Automated systems

../../_images/auto_transcription.png

Original manuscript page image (left) and OCR estimates of contents (right) (Details).

Transcription is the process of extracting digital data from printed/typed/handwritten documents. Can’t we do this by OCR, for at least some of our source documents?

This feels as if it ought to be possible, especially given the rapid pace of modern research in machine vision and image analysis (the MNIST benchmark has reached well over 99% accuracy). However, so far nobody has managed it (at a reasonable level of accuracy). It is a different problem from OCR of prose: finding the locations on the page of data to be transcribed is much more important, and there is less opportunity to guess character values from preceeding and following characters.

We recently ran a project to test the power of a current OCR system to transcribe weather records. The OCR system tested was Parascript FormXtra, operated by WesTech eSolutions Inc.. We tested this system on three different types of document: the printed Indian Daily Weather Reports (sample image), typed log of the USS Farragut (sample image), and handwritten log of USS Jeanette (sample_image). We expected these to be of increasing difficulty (printed easier than typed easier than handwritten).

The OCR system was about 50% successful in reading pressure observations from the documents. This is nothing like good enough (manual methods are about 99% successful), but the test did identify opportunities for improvement. In particular, the system was almost as good at reading handwriting as print, but varied a lot in success rate between pages from the same source. This suggests that systematic experimentation in image pre-processing (de-skewing, despeckling, contrast enhancement, …) might generate large improvements given only modest effort.

Document transcription is not a climate-specific problem - it is valuable to many fields, so the absence of much serious research in the area is strange. This does mean that any work we did in this area would both be very valuable, and might get other researchers interested. (We are talking to Transkribus but so far nothing has come of this).

We should encourage research in this area, and in particular we should provide some benchmark datasets: collections of log page images with known transcriptions - so people writing auto-transcription tools can test their accuracy (benchmark datasets like MNIST and ImageNet have been very successful in driving development). Our existing data rescue projects are obvious sources for these, and we have already made one such dataset.

Costs and efficiency

These are estimated costs for a hypothetical project - suppose we re-ran oldWeather using WesTech’s method. What would it cost and how long would it take?

Software cost is given as $0.051/page (£13,600 for 350,000 pages). But there is also a setup cost (about 1 working week for each document type). WesTech cost this at $15,000/type though it might be possible to do this more cheaply. With the rather arbitrary assumption that 5 different document types are required for a project of this size, that’s £57,000.


Date run Not Yet
observations rescued 7,000,000
Elapsed time 6 weeks (0.01 minutes)
Financial cost (per ob.) £70,000 (£0.01)
Effort required (per ob.) 0.1 person years (0.001 person minutes)

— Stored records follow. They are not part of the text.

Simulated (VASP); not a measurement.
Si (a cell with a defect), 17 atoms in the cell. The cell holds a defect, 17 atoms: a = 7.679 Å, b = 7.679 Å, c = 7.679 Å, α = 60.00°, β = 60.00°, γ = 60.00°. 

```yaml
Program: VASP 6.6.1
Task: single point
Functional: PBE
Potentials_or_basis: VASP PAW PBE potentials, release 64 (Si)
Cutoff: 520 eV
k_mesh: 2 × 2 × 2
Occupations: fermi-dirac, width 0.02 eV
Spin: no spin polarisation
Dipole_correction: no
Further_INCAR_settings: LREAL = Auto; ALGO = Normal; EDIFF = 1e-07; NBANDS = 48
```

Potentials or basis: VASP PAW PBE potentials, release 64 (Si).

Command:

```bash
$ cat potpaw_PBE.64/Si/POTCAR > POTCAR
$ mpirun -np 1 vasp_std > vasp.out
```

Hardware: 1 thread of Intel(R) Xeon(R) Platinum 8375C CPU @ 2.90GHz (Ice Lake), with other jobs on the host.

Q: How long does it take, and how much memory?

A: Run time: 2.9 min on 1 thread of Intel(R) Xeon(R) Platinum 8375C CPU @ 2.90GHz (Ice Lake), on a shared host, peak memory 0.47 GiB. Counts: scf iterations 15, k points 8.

There is currently no point in such a project, as the recognition accuracy is too poor. But if we could improve the accuracy, then this technique would be much faster, much cheaper, and much less work than any manual approach. Though the financial cost is not necessarily much lower than citizen science approaches, this approach is so much faster that it’s quite different in what it could achieve.

Lessons learned

  • OCR is not yet accurate enough to be used.
  • OCR is fast and cheap enough to remove transcription as a problem - other parts of the data rescue process (imaging and analysis) would become the rate and resource limiting steps.
  • Reading the text is not the main problem - handwritten documents do not do much worse than printed. The core difficulty is the layout analysis - finding the text to be read on the page.
  • We found success rates to be very variable from page to page. Researching what it is about the successful pages that makes them so, seems likely to produce large improvements in overall accuracy.
  • We should persue, and encourage, research on automated transcription tools for the document types we are interested in.